FORUM
E D I T O R I A L

Determining who owns information

INFORMATION: Everyone's Property?
  A funny thing happened while producing this issue of The Bulletin. After months of debate, we came up with a much-awaited new name for our magazine. We think it was a good name and it fit well with the mission of the Regional Environmental Center for Central and Eastern Europe. We also made a great connection between the name and the cover story of this issue, which is the third Pan-European conference for environmental ministers held this June in Aarhus. The conference, and the Environment for Europe process of which it was part, were geared toward connecting the main players in the environmental arena and nations with each other to work out ways for mutual cooperation in protecting and rehabilitating Europe's natural environment. From NGOs to business, from Britain to Kazakhstan, the private interests of the separate groups represented at Aarhus had to be forged to create a common agenda for the future.

  In the following 12 pages and in the adjacent column, all dedicated to the conference at Aarhus, you will find that the main highlight of the event was the signing of the Public Participation Convention, signed by Europe's environment ministers. One of the Convention's three main pillars was the guarantee of citizen rights for free access to environmental information in an attempt to put an end to environmental secrecy and place the environmental debate into the open.

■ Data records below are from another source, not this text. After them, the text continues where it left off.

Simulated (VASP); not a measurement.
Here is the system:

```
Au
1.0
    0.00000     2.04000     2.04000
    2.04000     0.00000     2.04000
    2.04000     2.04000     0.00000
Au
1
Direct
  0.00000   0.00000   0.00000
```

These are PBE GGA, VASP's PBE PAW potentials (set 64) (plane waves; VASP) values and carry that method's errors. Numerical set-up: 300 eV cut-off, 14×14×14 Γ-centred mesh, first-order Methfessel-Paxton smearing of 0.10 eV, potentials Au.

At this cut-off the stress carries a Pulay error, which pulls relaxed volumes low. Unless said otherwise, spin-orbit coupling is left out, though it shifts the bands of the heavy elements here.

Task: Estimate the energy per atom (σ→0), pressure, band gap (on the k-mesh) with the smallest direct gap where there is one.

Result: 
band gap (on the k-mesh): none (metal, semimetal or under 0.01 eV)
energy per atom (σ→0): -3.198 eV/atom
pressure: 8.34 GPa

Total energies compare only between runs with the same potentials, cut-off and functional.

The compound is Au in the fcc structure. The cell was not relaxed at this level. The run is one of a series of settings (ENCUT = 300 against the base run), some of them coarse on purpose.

  Which brings me back to the new name we found to replace "The Bulletin." We haven't used it here because it may have copyright protection. In other words, some organisation out there may have reserved the right to the word, which we wanted to use, for their private use. What a concept! Perhaps someone will soon have exclusive rights to the word "green" or maybe even "environment" itself. Then we're really in trouble. Now I do understand the limited use of copyright. But there are rumours in the wind that the copyrighting of information, or intellectual property, is increasingly becoming a very lucrative business. Doesn't this fly in the face of the dictates of the Aarhus Convention and free access to information? Some would say that this privatisation of information blatantly obstructs the goals for which the information was intended. Ministers used to have reasons for why they withheld environmental information for the "public good." Some still do. The Convention will hopefully limit this questionable privilege. In that light, privatising information under the guise of inspiring creativity and economic activity should also be questioned before our rights to words and our languages disappear before our eyes. And hopefully, you'll see the new name we came up with ... next issue.